Hi. I've recently came across Nim. I got convinced by Andres and his great presentation about Nim(rod)'s metaprogramming capabilities that this language really deserves an attention. I have spent many years playing with C++ templates, but Nim offers so much more. Especially interesting is building templates (such as HTML templates) out of AST and some high-level construct.
So going back to the point, Nim seems to be (could be) perfect high-performance solution for advanced web services, due great language and performance of C... but according to my own benchmarks right now IT ISN'T.
It seems currently AsyncHTTPServer is single threaded. Unfortunately I couldn't find any clue if it can be made multi-threaded so we can match Nim with best frameworks. For me proving that Nim is same fast as native C or Java solutions is main selling point, since I get:
So again, I need some clues how we can make AsyncHTTPServer to reach 60k req/sec. Also I don't want to introduce any extra dependency, like proxying several Nim instances with Nginx.
I did what I could and documented it here https://github.com/def-/nim-http-speedup and the accompanying PR: https://github.com/Araq/Nim/pull/2244
This is still single threaded, but performance should be improved 3-4 times for your Hello World test, which should beat the other frameworks even single-threaded.

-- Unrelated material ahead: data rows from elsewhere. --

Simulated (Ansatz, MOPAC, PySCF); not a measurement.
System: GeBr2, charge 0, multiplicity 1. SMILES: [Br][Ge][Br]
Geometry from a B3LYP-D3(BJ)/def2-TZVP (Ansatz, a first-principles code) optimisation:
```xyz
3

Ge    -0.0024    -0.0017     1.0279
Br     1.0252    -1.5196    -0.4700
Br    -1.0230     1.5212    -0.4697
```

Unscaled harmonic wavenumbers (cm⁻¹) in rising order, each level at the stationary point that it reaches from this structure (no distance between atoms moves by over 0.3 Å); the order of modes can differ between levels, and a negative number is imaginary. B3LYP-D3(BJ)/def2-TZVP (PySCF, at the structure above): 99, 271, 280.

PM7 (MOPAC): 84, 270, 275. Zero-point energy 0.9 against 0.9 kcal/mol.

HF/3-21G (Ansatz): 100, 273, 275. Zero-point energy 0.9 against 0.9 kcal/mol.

Still, the main problem is that Nim's async implementation has many GC collected heap allocations and copies and turns procs into closures. I don't know if there's a way around that.
I've recently talked to k1i on IRC and he's looking into speeding up Nim's HTTP server, mainly by multithreading and edge-triggered epoll/kqueue.
Alright, I merged your pull request into my local repo, and re-run test I got almost 2 times performance boost, however it is still below Java/C/Go benchmarks, see: https://github.com/nanoant/WebFrameworkBenchmark
So it is really impressive for single threaded, but it could be even more if we run it multithreaded. Once this lands into main Nim branch we can ask Techempower to update their benchmark at https://www.techempower.com/benchmarks/ hopefully making Nim to jump into 1st position ;)
dom96 wrote: Out of curiosity, how does the Nim standard implementation compare to @def's PR with the mark and sweep GC?
@def's PR with mark & sweep GC is 67 330 req/sec while standard GC non-patched Nim is 28 994 req/sec.
One has to be careful with assessing the results of such benchmarks. Crucially, once you start looking at large heaps (multiple GB), then mark-and-sweep GCs can quickly become less attractive.
A common scenario where mark-and-sweep doesn't perform well is one where you have, say, 2GB of memory that is never collected. This means 2GB of extra marking work (and generally, pauses that last multiple seconds) for each collection. The deferred reference counting collector only needs to touch the actual changing part of the heap (except for cycles, but you usually can avoid cycles).
I'll also add that I personally wouldn't run any mission-critical internet facing service with -d:release. At the very least I'd enable the usual memory safety checks so that buffer overflows etc. result in an error rather than a potential exploit.
Works for me, updated results for Nim 0.11:
https://github.com/nanoant/WebFrameworkBenchmark
https://github.com/nanoant/WebFrameworkBenchmark/commit/e08ec2d989
Looking at your results again I do wonder, why do MB/s differ so much? Shouldn't the results be ordered by that?
It doesn't seem like your benchmarks transfer the same data.
Looking at your results again I do wonder, why do MB/s differ so much? Shouldn't the results be ordered by that?
Because some frameworks tend to add their own headers such as Server, Date, and some other not. Yet I don't think this has so much impact on overall performance. This is all about req/sec not MB/s. But to prove that I'd need to make all framework emit same headers, which could be tricky.
Thank you very much for your initiative, @ono!
I'm a big fan of Nim (since 2012!), though so far mostly from the sidelines: I'm trapped using scripting languages, and rarely find economic justification to use a compiled static language (except occasionally C). To justify using Nim, it would need to be a champ at high-productivity development of highly-scalable server-side API's - significantly faster than things like OpenResty (LuaJIT in nginx), PUBE (pypy + uwsgi + bottle + (e)nginx), etc.
This is why I think benchmarks like TechEmpower as well as yours are very important. I hope this leads to focused optimization work and improved Nim performance in future rounds, which I believe will bring it much recognition.
A Facebook post I've made on my Copyfree page showing your results has had over a thousand views! (Official Web-site for the Copyfree Initiative is copyfree.org.)
Unfortunately Nim does not score much, because it is single-threaded, comparing to other multi-threaded solutions. Yet Araq told me there are some real plans for multi-threaded HTTP async server. So keeping my fingers crossed.